A communication standard for AI systems in datacenters is born

Google Data Center
Sheila Zabeu -

June 14, 2024

In response to NVidia’s dominance, a group of major technology companies has formed to develop a new high-speed, low-latency communication standard for linked Artificial Intelligence (AI) systems in datacenters. The consortium will create the Ultra Accelerator Link (UALink) standard and will include AMD, Broadcom, Cisco, Google, Hewlett Packard Enterprise (HPE), Intel, Meta and Microsoft.

The aim of the UALink Consortium is to define and establish an open standard for AI accelerators to communicate more effectively. UALink will enable OEMs, IT professionals and system integrators to have an easier path to integration, more flexibility and scalability in datacenters operating AI solutions.

More specifically, the group will develop a specification to define high-speed, low-latency interconnections for scalable communication between accelerators and switches in AI computing clusters.

According to Tom’s Hardware, UALink’s goal in its 1.0 specification, which should be available in the third quarter of 2024, is to interconnect up to 1,024 accelerators in an AI computing pod. It will have to compete with NVidia’s NVLink which, most likely for this reason, is not part of the new association.
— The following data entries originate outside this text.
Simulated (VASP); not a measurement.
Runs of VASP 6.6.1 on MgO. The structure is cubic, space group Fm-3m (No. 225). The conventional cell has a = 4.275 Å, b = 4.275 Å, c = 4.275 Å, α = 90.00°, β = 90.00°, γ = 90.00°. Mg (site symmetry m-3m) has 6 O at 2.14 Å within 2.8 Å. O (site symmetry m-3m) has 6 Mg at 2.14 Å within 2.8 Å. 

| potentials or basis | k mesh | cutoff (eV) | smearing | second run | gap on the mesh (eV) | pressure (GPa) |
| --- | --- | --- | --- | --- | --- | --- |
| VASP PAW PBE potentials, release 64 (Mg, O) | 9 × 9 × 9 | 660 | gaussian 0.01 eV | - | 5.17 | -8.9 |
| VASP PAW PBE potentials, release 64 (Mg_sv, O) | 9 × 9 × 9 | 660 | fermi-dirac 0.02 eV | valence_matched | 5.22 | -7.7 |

The first major difference between UALink and NVlink is the open standard approach of the former, which contrasts with the proprietary nature of the latter. The purpose of UALink, being open, is to stimulate collaboration and joint development in the industry, accelerating advances in multi-vendor AI hardware.

NVidia versus the others

The publication HPCwire, which has been covering the high-performance computer sector since 1987, explains that there are three ways to connect GPUs:

1. Per PCI bus, in servers that can generally support 4 to 8 GPUs on the same bus. This number can grow to 32 using technologies such as the GigaIO FabreX memory fabric.

2. By interconnecting servers with GPUs, using Ethernet or InfiniBand networks. Ethernet has long been the standard of choice for computer networks, but it has recently been given a performance upgrade with the creation of the Ultra Ethernet Consortium, of which NVidia basically has sole ownership of the InfiniBand market. According to HPCwire, the Ultra Ethernet Consortium was created to be the “InfiniBand” of all the others.

3. Interconnection between GPUs: Recognising the need for faster and more scalable connections for GPUs, NVidia has developed NVLink, capable of transferring data at speeds of 1.8 terabytes per second between GPUs. NVLink switches at rack level can support up to 576 fully connected GPUs in a computing fabric. GPUs connected via NVLink are called pods. This is where the new UALink will now work.

“In a very short period of time, the technology industry has embraced the challenges that AI and HPC (high performance computing) have revealed. Interconnecting accelerators such as GPUs requires a holistic perspective to improve efficiency and performance. At the Ultra Ethernet Consortium, we believe that UALink’s approach to solving pod cluster problems complements our own expansion protocol, and we look forward to collaborating on creating an open, ecosystem-friendly, industry-wide solution that addresses both types of needs in the future,” says J. Metz, chairman of the Ultra Ethernet Consortium.

You could say that in terms of scalability and performance, UALink and NVLink are on a par. UALink is being developed to connect up to 1,024 accelerators within an AI computing pod.

Source: UALink Promoter Group

The fifth generation of NVLink significantly improves scalability for larger multi-GPU systems, according to NVidia. A single NVIDIA Blackwell Tensor Core GPU can work with up to 18 NVLink connections at 100 gigabytes per second (GB/s) for a total bandwidth of 1.8 terabytes per second (TB/s), twice the bandwidth of the previous generation and more than 14 times the bandwidth of PCIe Gen5.

Given that NVidia’s NVLink is currently well established in the AI systems interconnection segment and that the first UALink products are expected to hit the market only at the beginning of 2025, the expectation is that UALink will have a relevant volume of implementations only in 2026, speculates the STH website.